This week’s inquiry comes from Dave Glaser:
Dear Jeff,
Thank you so much for your great column and advice over the years. I am a long time subscriber to Fordyce and have used your office successfully in the past.
In running a small search firm of 6 people, we occasionally run into problems where companies are not too thrilled about us contacting their employees. We specialize in the high net worth/wealth management area, so often we are recruiting talent from large accounting firms and financial service firms. We have been contacted via email and phone calls with threats of law suits for raiding their firms, enticing their staff with other employment, etc. Can you please expound on where we stand from a legal perspective?
Thank you!
Dave Glaser, President
ECG Resources, Inc.
Hey Dave!
Thanks for the compliment and for asking about the raiding rules of the road. It’s always a pleasure assisting you, and now assisting our readers by answering your question.
Here’s how those raiding rules work for recruiters:
As you speed down Search Street, just a-smilin’ and dialin’ on your way to Placement Place, there’s a bright red light that flashes “STOP”! It’s the warning that prevents you from crossing over to Raid Road. That rocky road just ahead is dark and dangerous.
Literally dozens of federal and state laws prohibit corporate raids. The initial problem is defining what they are.
Remember how cautious and tentative you were in your first direct recruiting call? Then as you drove that familiar path toward Raid Road, you felt more and more comfortable in offering someone a better opportunity at Placement Place.
But did you then cold-call someone during working hours? On the job? Did you send an e-mail to the prospect’s work address? Did you get it surreptitiously by some misrepresentation? Did you persist after a recruit asked you to stop? After a supervisor asked? Did you ask for referrals? How? Did you use an e-mail blast? Was it a direct solicitation to leave the source? Did it go to unintended recipients like source management? Did you jeopardize a critical project at the asylum by spooking the inmates?
Recruiting is all about the chase, so it’s easy to get lost. Crossing over to Raid Road can happen instantly if you don’t watch where you’re going. And that assumes you can control all the variables.
I could teach an entire traffic school class on this subject, but here’s the (don’t) crash course:
The raid theories used by employer lawyers include interference with contractual relations, interference with prospective business advantage, misuse of trade secrets, unfair competition, invasion of privacy, conspiracy, and a web of federal and state unfair trade practice statutes.
However, the underlying law is an intentional tort (non-contractual civil wrong) theory called inducing breach of contract. Although it sounds like breach of contract, the similarity ends there.

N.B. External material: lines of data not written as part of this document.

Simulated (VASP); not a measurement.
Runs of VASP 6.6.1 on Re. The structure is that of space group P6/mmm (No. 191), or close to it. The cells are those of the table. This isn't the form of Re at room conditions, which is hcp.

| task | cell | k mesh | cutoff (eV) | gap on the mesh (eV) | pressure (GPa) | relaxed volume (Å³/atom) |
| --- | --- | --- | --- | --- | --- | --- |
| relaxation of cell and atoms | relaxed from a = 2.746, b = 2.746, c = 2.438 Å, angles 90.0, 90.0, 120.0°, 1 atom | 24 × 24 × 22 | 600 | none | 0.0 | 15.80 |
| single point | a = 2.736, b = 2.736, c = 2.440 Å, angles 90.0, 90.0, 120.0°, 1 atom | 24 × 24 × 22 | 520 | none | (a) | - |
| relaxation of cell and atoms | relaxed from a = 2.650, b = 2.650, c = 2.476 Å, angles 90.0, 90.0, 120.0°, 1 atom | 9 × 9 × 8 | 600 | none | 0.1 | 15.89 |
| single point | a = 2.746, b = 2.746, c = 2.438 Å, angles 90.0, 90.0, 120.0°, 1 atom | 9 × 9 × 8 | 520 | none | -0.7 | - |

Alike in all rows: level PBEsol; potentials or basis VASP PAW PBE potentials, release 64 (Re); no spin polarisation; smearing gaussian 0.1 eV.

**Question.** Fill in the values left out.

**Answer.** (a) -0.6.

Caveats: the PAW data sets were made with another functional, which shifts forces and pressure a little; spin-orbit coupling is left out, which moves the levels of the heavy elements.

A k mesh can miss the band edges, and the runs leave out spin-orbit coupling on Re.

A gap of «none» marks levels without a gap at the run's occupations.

Inducing breach of contract is the act of persuading the candidate to break his or her employment contract with the source employer. If the source proves this “maliciously” occurred, an injunction (an order that you cease and desist) can be immediately obtained. At the trial, punitive damages (to punish you) and exemplary damages (to discourage other recruiters by making an example of you) in an unlimited amount (in the discretion of the judge or jury) can be awarded.
For those readers we’ve represented or who’ve followed our writing, inducing breach of contract is familiar. That’s because it is one of the primary ways we nail runaway recruiters who take and misuse use the client and candidate data base of their ex-employers.
The quick three-point analysis when you’re smilin’ and dialin’ while drivin’ is like this:
1. Was there a legally enforceable contract?
Everyone you’re trying to recruit has a contract with his or her employer. Generally these are at-will contracts, meaning they are “terminable at will” by the employer or employee.
The usual analysis – too often even made by lawyers – is “Since the employee can terminate the contract at any time, recruit away!” This is a serious oversimplification that has been consistently addressed by a century of federal and state appellate court rulings.
My favorite is the U.S. Supreme Court decision rendered in 1915 (Truax v. Raich, 239 US 33, 60 L Ed 131, 36 S Ct 7) that stated:
The fact that employment is at the will of the parties respectively does not make it at the will of others . . . and by the weight of authority the unjustified interference . . . is actionable although the employment is at will.
So we’re dealing with a contract, and you can interfere with it.
2. Was the conduct “malicious”?
The courts aren’t quite sure what malice is. But you’re supposed to know.
American Law Reports, one of the most highly-respected legal encyclopedias, states:
Any further discussion of [malice] should, for purposes of clarity, here point out the lack of scientifically accurate terminology which has mitigated against clearness in decided cases, both in conception and discussion . . . The “malice” which will make one liable for procuring a breach of contract is malice in its legal sense, and does not consist of spite or ill will. (84 ALR 50)
Malice can be presumed by a raid and placement with a competitor. This shifts the burden of proof to you to show an absence of malice. If you can show something didn’t occur that isn’t defined, you may qualify for honorable mention in the next edition of ALR.
3. Are you doing the source a favor by removing its undesirables?
We call this the “outplacement fee defense.” Maybe the source should split the fee with your client! Believe it or not, this argument can be quite effective to stop the source employer from pursuing its inflated claim.
This is why it’s so important to find out what your candidate doesn’t like about his or her current position. It not only helps you recruit and helps you place. It helps you defend against the (usually grossly inflated) claims of how the candidate was solely responsible for the employer’s survival.
I originally started using the “outplacement fee defense” just to get a laugh from the judges. It did, so like any comedian I kept it in my repertoire.
Then one took it seriously and dismissed the case against my client. That was all I needed to use it seriously too. Tell your lawyer. If he or she laughs, get another one.
The amount of injury to the source employer doesn’t necessarily affect your liability. It is the wrongful interference itself that is being enjoined (stopped) and then punished once the trial is held.
A Harvard Law Review comment states how expansive liability can be:
[Inducing breach of contract] includes not merely the procurement of a breach of contract, but all invasion of contract relations . . . Any act . . . which retards, makes more difficult, or prevents performance. (4 Harv L Rev 728)
We’re seeing an increasing number of contractual interference cases these days. Since you’re a paid member of the raiding (not “racing”) team, and since your client has the money, it’s inevitable that conspiracy will also be alleged. This leads to you and your client wrestling at the wheel, and a wild ride to the courthouse.
Thanks again, Dave. This should help many drive safely – to VIP parking at Placement Place!